Preparing for the Internet of Things


There’s been a lot of talk lately about the “Internet of Things” and how technology will be changing the way we interact with our environment (or the way our environment interacts with us). There are all kinds of warm and fuzzy opinions about smart appliances and vehicles making our daily lives less tedious and more fulfilling. And there’s also a fair amount of doom and gloom expected from those who see this as the first step toward a post-human Orwellian nightmare landscape of people and products as interchangeable and expendable commodities to be bought and sold in the marketplace.

Regardless of which side of the debate you find yourself on, the Internet of Things is a very real concept, living and growing every day. Whether by means of RFID chips, barcodes or near field communication, most objects produced today come with a means of cataloguing and tracking. There is no longer a valid reason to debate the validity or necessity of the IoT. All that is left for us to do is find a way to make the most of it.

What is the Internet of Things?

In general, the Internet of Things is a theoretical concept used to describe a scenario where uniquely identifiable objects and their virtual representations are all contained within a virtual organizational structure like the internet. As opposed to an internet of information like text, video, images – all of which require human input – an internet of things would contain cars, refrigerators, phones, sweater-vests, any and all things. Once the thing is created and circulated, information about it would be continuously updated without any user assistance, the idea being that we can maximize the value of these things by knowing precisely when they need to be repaired, replaced or restocked without the fallibility and imprecision of human input. In fact, some people may suggest that humans themselves will be “things” in the new internet.

According to Wikipedia, the phrase was originated in 1999 by Kevin Ashton. It has since become something of a buzzword in certain circles, and with the proliferation of “smart” devices, its popularity has continued to grow. It has been estimated that the IoT will be populated by over 50 billion “things” by 2020. Another term bandied about in this regard is M2M (Machine-to-Machine), the obvious inference being that machines can communicate with and make decisions about other machines without a bunch of squishy, emotional, hairless apes mucking up the procedure. In either case, the dawning age of integrated intelligence is intended to create a more energy-efficient, cost-effective, safer world.

What does this mean for SCADA?

The IoT should be a great thing for SCADA software. More “smart” objects with more sensors means more data to monitor. That should increase the demand for SCADA systems, and it undoubtedly will. Unfortunately, many small to medium-size businesses will not be able to take full advantage of these advances right away. It costs money to replace older equipment with new; and it costs money to by the sensors and communication devices that would be required to turn yesterday’s hardware into the intelligent objects of tomorrow.

In order for a company to make the leap into a more data-driven business model, it would seem to be necessary that the entire intelligent infrastructure of data points would have to be in place before any kind of data visualization software could be implemented. The time spent designing HMI (Human Machine Interface) screens and binding relevant data to them would be wasted if the entire process had to be repeated every time a new sensor is added.

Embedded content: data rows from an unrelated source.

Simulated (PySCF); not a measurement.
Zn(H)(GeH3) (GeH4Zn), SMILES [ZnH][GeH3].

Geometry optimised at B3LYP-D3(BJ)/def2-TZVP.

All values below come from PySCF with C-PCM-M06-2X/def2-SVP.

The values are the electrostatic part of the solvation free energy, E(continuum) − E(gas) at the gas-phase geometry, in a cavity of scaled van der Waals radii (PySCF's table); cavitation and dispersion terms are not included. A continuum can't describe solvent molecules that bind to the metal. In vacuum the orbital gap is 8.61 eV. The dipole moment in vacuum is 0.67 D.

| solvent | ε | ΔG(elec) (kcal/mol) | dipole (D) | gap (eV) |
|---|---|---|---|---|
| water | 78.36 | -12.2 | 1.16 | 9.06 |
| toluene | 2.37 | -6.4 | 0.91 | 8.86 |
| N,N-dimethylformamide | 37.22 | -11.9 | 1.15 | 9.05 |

The reality is that a new type of SCADA software will be required as we prepare for the new industrial revolution. SCADA systems will have to be more fluid, able to evolve and adapt to a changing workplace with changing information management needs. Innovative developers who recognize this trend and create software able to take advantage of these current conditions will set the new standard for HMI/SCADA vendors and consumers.

Data Modeling

One innovative way to account for the new data-driven workplace is to implement a SCADA system that employs data modeling. A data model allows you to define the types of data that will be monitored, and also allows for new types to be added quickly and easily as new smart objects are added to the process. In fact, data modeling may be the only way to accommodate an ever-evolving information matrix. If you buy a new sensor to add to a particular type of pump – and you’ve got 100 of these pumps – your data model will allow you to add the new property to the pump “type” and easily expose that property for all instances of the pump “type”. Then you can quickly and easily bind this property to a graphic on an HMI screen. And since the data model allows you to create a single “pipe” template and deploy the same HMI screen for every instance of pipe you want to monitor, it is possible to make these with a very small investment of time.

Data modeling also allows for all of these changes without requiring you to take the process down while you update your data visualization system. Since your graphics are bound to properties in your model, you can even update your model and your HMI screens before the new sensors are even installed, which again can save a tremendous amount of time.

The data model also creates possibilities for integrating new types of data from different sources; it allows for a SCADA system to integrate asset management and maintenance data, financial data, performance management data – virtually any type of data that can be made available can be incorporated into the model and visualized in whatever way we choose. The same system used to create virtual control panels for operating personnel can be used to create CEO dashboards.

The Internet of Things is expected by many to be every bit as much of a revolution as the internet of information that we use today. Already, many companies are changing their information infrastructure to adapt to the new world. It is becoming apparent that the old way of organizing information is no longer adequate. To take full advantage of the increased efficiency, reduced waste and lower cost promised by this new revolution, we have to change the way we manage our data.